CSN. How do you tack & gybe in waves with the M20 foil setup?
William Sunnucks: So far waves haven’t been a problem. We fly above small ones, and the bow mounted wand gives the main foil plenty of time to respond to bigger ones. I was delighted by the way the boat rose up the back of the waves at Texel when a non-foiling boat would have nose dived.
However tacking and gybing has been a problem, and its still slow. As with the Nacras and Phantoms we have to pull down one foil and raise the other. We drop the windward foil, turn sharply then haul up the new windward one as fast as we can. The foils are held down by a clip mechanism controlled by a release rope at deck level.
Q. Which is the final speed achieved so far?

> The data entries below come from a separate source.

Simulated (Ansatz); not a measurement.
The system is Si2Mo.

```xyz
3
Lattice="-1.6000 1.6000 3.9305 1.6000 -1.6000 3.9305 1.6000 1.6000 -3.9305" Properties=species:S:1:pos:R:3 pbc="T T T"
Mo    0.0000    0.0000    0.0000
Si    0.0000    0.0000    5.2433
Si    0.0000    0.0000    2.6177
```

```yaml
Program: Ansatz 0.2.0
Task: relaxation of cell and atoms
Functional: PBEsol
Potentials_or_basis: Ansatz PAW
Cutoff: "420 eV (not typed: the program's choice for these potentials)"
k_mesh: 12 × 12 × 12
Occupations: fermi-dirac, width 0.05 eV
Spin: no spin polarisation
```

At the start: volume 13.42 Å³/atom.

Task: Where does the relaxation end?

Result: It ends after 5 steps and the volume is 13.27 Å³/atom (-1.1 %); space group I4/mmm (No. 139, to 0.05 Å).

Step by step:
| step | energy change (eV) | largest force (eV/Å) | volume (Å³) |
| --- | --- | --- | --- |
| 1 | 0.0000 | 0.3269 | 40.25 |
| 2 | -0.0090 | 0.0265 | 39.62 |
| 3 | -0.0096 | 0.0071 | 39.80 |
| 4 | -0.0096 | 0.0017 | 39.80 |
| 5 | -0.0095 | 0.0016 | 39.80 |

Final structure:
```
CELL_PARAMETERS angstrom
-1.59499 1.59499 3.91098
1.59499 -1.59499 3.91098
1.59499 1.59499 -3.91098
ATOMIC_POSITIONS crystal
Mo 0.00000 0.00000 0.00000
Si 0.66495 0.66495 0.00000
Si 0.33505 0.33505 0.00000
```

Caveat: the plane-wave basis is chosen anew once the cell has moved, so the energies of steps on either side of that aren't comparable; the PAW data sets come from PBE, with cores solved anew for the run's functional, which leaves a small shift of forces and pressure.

A. We regularly see 30 knots downwind with two sails and we know that it has more to give. In light winds we use a spinnaker which (despite being super flat) is lower but slower – no more than 22 knots. Upwind we target 18 knots, bearing off when its less and heading up when its more. We have learnt that its not the top speed that matters – its consistency.
Q. What happened at Carnac?
A. At Carnac we raced among lobster pots. We caught one at speed which overloaded the rig, breaking our mast. Infuriating.
Q. Account for this year Texel?
A. We were delighted with our performance during the first half of the Texel Race. We started cautiously, but quickly learnt to trust the wand in the large rolling waves. We led at the lighthouse feeling comfortably faster than the boats around. The leading boats arrived at the VC mark early, at least an hour before high water and we knew it would be shallow. So we stopped (still in the lead) to insert conventional straight daggerboards and to raise our rudders. Unfortunately one of the rudders slipped down and tore off when we grounded a few yards from the VC mark. Game over.
Q. Who has been involved in the R&D?
A. The concept was mine, but the foil design comes from Kevin Ellway and the implementation from Graham Eeles. Without those two it would be just a pipe dream. Many others have given valuable advice and support – I won’t list them but I’m grateful. We run it as an “open source” project with no secrets or commercial axes to grind, and I feel that this brings out the best in the sailing community.
Please understand that this is a major project for a small team with no commercial backup. There are a lot of new features which still need optimising – I don’t think the learning curve will flatten until next year at the earliest. I’m now confident that that there is a viable alternative to L foils and I will measure success by the number of people who copy it.
Q:Do you think the Pivotal systems has a future?
Yes I think the gull wing system, or pivot system as you call it, has a future. Good points:
– It pivots from the gunwale, utilising every bit of beam for righting moment.
– You don’t have to detach the wand control mechanism when you pull it up. This would be a problem for conventional daggerboards with wings on the bottom
– It enables you to raise the whole foil out of the water in pre-foiling winds, reducing wetted surface area.
– Its easy to rig and launch from a beach because you don’t have to insert the foils from under the hull
Unfortunately there are bad points too: getting it up and down is slow. In particular you have to gybe perfectly otherwise it won’t click down on its own. There is definitely scope for improving the control lines and sailing techniques.
Another problem is that it doesn’t fit easily with maximum beam rules. The C Class people made it clear that they will measure beam with both foils horizontal even though the boat is never sailed with them in that position. This effectively outlaws gull wings from the C Class. In time rule makers will probably define beam in terms of parts that contribute to righting moment.
Despite all this I think the idea has legs and I hope to see others taking it further.”